Can You Manufacture Love: A Dating Guide

For most people, love comes naturally. We believe that falling in love is unintentional and that we cannot control the feeling. However, falling in love is very much under our control. You fall in love when the idea of a romantic relationship is appealing to you. Yo do not randomly fall in love. The extremely rich rarely fall in love with the poor. Love is not instant. It takes time to develop. No wonder it is easy for one to call it quits on a love affair that is still in its infancy but becomes hard when the relationship has been on for a long while.

Can love be manufactured?

Arthur Aron and his colleagues published a paper in the Journal of Personality and Social Psychology, where they claimed to have bread love in the lab. They outlined a lab experiment that made strangers fall in love in 45 minutes. The experiment would start by a group of strangers entering the lab from separate doors and then proceed to sit while facing each other. They responded to 36 highly intimate questions.

Then, after the questions were asked and responded to, the subjects then had to stare into each other’s eyes without saying a word for four minutes. They then compared the results of this particular group to another group of persons who also met for a 45-minute session. The difference was that the second group was allowed to interact freely. The pairs in the first group reported stronger feelings of intimacy; a couple even got married some months after the exercise.

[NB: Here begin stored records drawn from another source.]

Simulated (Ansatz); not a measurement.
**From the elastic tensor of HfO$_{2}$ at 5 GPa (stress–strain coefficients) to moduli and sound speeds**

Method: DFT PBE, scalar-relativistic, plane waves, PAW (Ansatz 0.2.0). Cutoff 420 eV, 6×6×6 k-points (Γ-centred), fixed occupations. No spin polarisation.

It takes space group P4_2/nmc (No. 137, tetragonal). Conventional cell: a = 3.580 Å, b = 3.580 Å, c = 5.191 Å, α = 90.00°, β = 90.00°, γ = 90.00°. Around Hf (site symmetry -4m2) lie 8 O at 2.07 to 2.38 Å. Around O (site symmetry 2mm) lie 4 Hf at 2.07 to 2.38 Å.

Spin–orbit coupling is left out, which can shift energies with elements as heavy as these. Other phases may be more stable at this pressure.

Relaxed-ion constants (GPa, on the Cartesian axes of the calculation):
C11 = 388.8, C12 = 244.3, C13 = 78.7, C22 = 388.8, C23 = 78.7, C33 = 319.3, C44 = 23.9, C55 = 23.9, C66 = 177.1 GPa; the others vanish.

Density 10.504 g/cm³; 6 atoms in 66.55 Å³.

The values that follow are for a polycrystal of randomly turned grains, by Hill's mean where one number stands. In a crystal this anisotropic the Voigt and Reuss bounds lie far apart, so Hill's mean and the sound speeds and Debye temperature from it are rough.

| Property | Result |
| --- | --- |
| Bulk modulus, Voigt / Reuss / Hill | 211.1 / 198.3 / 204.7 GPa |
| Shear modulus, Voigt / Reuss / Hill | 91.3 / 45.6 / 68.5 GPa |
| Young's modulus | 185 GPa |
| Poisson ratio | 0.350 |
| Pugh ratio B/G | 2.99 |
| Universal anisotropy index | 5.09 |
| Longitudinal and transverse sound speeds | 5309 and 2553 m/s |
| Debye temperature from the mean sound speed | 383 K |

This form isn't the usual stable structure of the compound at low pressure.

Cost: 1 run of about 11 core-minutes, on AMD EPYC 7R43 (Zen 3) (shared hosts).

What made Aron’s experiment successful to the extent of generating closeness, intimacy, and eventually love? It all boils down to self-esteem and commitment. Two things happen as a result of two individuals sharing intimate information:

Commitment

First, a person makes themselves vulnerable by sharing sensitive information that may probably be used against them, the information they don’t usually share with strangers. The transmitter demonstrates openness to the receiver as collateral with a prospect of giving the idea of a relationship a greater grounding. This openness makes both sides equally committed to making the relationship work. Because most relationships fail because of a lack of commitment, this sort of commitment is necessary for the prosperity of new relationships. Without commitment, a relationship is as good as dead. An example is couples who are forced into an arranged marriage. These sorts of unions are in no way less stable than marriages of people who love each other. The reason being, couples in arranged marriages are committed to find and grow in love with each other.

Self-esteem

The second force that helps in inducing love, according to Aron’s experiment, is self-esteem. A large part of falling in love with someone includes falling in love with ourselves. Our self-esteem, confidence, and social skills, which are necessary for maintaining a romantic relationship, are affected when we fall in love. These skills need to be regularly reaffirmed. The success of a date empowers us while failure frustrates us. From these experiences, you derive motivation and drive to hone our romantic skills because we naturally have the urge to breed. Sharing intimate facts will improve the receiver’s self-esteem. The receiver feels more confident in their relationship, forming skills when the transmitter shares their intimate secrets.

The feeling of self-worth makes one feel good and attracts them to people who offer them that feeling. Aron gave instructions to the people undertaking the experiment to reveal personal information about themselves. Hence, their doing so should impinge nothing on the receiver’s skills. What happens in most experiments like this one is the participants have a perception that the interaction is authentic. They, therefore, take credit for the openness of their partner.

What Can We Take From Aron’s Experiment

In the experiment, Aron ensured that both partners assumed the roles of the transmitter and the receivers of intimate information. This meant that the forces of commitment and self-esteem operated in each of them, and the result was intimacy.

 This experiment furnishes us with lessons that help us in approaching intimate relationships, both for new relationships and the ones that have survived the test of time. Being open may be hard. One may reveal your weaknesses and eventually make them vulnerable, but in the end, it fortifies relationships. Openness, when revealing intimate information, makes partners feel better about each other.